New vehicle sales reported their best performance of the year in October, the market reaching 47,924. This represents a 5,5% increase in sales driven by cyclical demand from the rental sector and an impressive performance from the passenger car segment.
October sales usurped July as the best performing month by 3,695 units and were a significant 2,506 units ahead of October last year according to data released by naamsa | the Automotive Business Council. The result provides a strong start to the final quarter and aligns with expectations for an improved second-half performance from the market.
“While positivity began creeping into the market during September, October new vehicle sales certainly provide signs of increased optimism,” says Lebo Gaoaketse, Head of Marketing and Communication at WesBank. “Rental and fleet volumes bolstered the market substantially, but an increase of 14,5% in passenger car sales overall indicates an uptick in consumer sentiment as the majority of these are retailed off showroom floors.”
Improved sentiment is being driven by a spate of positive news, not least some returned stability to the energy crisis, decreasing fuel prices, four consecutive months of declining inflation, and a stronger performance of currency against global markets. Interest rates were cut for the first time in three-and-a-half years in September and most economists expect a further cut during November as the start of an interest rate cutting cycle.
“These factors will – over time – provide much-needed relief for stressed household budgets,” says Gaoaketse. “But they will take time to stimulate new vehicle sales while those same budgets recover from rising debt.”
WesBank says the demand for credit is expected to increase, but that consumers should be careful of over-extending themselves in the euphoria of this light economic relief. “Total cost of ownership is a vital consideration when purchasing a new vehicle,” says Gaoaketse. “This has a substantial impact on affordability beyond the vehicle finance instalment.”
The strong performance of October sales has made the year-to-date market look more promising, with sales for the 10 months down 4,7% on the same period in 2023. At 425,806 sales for the year so far, the market should comfortably exceed 500,000 units but would still result in a depressed market compared to 2023.

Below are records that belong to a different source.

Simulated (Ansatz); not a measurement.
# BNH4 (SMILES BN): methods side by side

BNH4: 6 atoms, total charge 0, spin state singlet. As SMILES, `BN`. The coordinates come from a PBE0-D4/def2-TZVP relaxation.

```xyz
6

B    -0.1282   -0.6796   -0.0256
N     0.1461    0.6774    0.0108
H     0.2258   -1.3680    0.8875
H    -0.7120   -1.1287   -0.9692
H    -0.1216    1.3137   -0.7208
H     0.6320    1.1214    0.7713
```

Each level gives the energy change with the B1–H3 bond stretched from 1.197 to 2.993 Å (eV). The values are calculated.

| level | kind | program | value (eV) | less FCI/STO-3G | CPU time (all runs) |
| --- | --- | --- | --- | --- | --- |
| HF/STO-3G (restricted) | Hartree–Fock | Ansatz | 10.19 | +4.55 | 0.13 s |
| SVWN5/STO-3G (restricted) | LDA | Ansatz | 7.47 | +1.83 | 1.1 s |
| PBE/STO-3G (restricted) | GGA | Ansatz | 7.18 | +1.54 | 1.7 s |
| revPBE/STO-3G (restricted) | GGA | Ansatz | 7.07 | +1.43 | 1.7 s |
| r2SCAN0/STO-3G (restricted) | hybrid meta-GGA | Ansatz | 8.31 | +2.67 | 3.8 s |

The most positive sentiment was to be found in the passenger car market, up 14,5% to 34,228 units. This alone injected 4,331 units into the market. However, Light Commercial Vehicle sales were down 12,7% or 1,576 units to 10,791.
“We expect further relief in interest rates during November, which should continue to bolster consumer sentiment and business confidence,” said Gaoaketse. “While the market will continue to remain under pressure, all the indicators are in place for the slow recovery of the market to continue.”